Domestication of poison ivy

Ed Falk falk at peregrine.Sun.COM
Wed Nov 18 18:20:52 EST 1992


In article <1992Nov13.152842.5843 at infonode.ingr.com> jimreed at b23b.b23b.ingr.com writes:
>In article <BxMIuM.Moq at news.cso.uiuc.edu>, cl27111 at uxa.cso.uiuc.edu (Christopher  Lindsey) writes:
>|> 	This brings up the interesting issue of ethics in gardening.  Is it
>|> ethical for people to plant species that may damage native habitats (i.e.
>|> kudzu, Purple loosestrife) if they find it attractive?  Is it ethical to
>|> plant harmful plants that have the ability to spread off of your own
>|> property, such as Poison ivy?
>|> ...
>|> Just thought I'd bring that up...  :)
>
>Personally, I'd call the topic of ethics in gardening odd rather than
>interesting (or perhaps interesting because it's odd).  But anyway,
>let me extend your questions.
>
>Is it ethical for people to kill native plants if they find them
>unattractive?  Is it ethical to kill harmful plants that have sprung
>up volunteer?

Yes, and yes; because you're limiting the damage to the area where you
kill the plants.  (Unless, of course, you're killing endangered species.)

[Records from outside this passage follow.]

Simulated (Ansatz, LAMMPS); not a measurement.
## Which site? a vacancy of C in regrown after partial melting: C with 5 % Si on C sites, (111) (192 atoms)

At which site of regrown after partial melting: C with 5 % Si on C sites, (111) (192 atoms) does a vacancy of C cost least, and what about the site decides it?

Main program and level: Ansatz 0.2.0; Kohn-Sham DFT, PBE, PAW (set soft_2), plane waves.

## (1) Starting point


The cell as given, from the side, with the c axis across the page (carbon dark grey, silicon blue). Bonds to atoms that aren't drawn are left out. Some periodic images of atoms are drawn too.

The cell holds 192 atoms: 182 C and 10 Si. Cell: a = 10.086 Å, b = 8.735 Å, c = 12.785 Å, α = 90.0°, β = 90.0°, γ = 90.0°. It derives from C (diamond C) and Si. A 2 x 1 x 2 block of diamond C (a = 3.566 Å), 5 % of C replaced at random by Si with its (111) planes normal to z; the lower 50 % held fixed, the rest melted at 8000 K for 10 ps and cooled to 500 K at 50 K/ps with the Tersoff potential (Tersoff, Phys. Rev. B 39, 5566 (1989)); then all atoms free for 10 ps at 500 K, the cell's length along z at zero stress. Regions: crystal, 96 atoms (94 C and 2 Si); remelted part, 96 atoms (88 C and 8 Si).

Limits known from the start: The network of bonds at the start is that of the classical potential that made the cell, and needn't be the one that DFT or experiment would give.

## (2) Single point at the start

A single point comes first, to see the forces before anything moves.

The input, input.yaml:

If you import noxious non-natives; it's almost a certainty that the
damage will spread.  See kudzu in the south, killer bees in South
America, rabbits in Australia, snails in Northern CA for examples.

		-ed falk, sun microsystems
		 sun!falk, falk at sun.com
To be loyal to rags, to shout for rags, to worship rags, to die for rags 
-- that is a loyalty of unreason, it is pure animal (Mark Twain).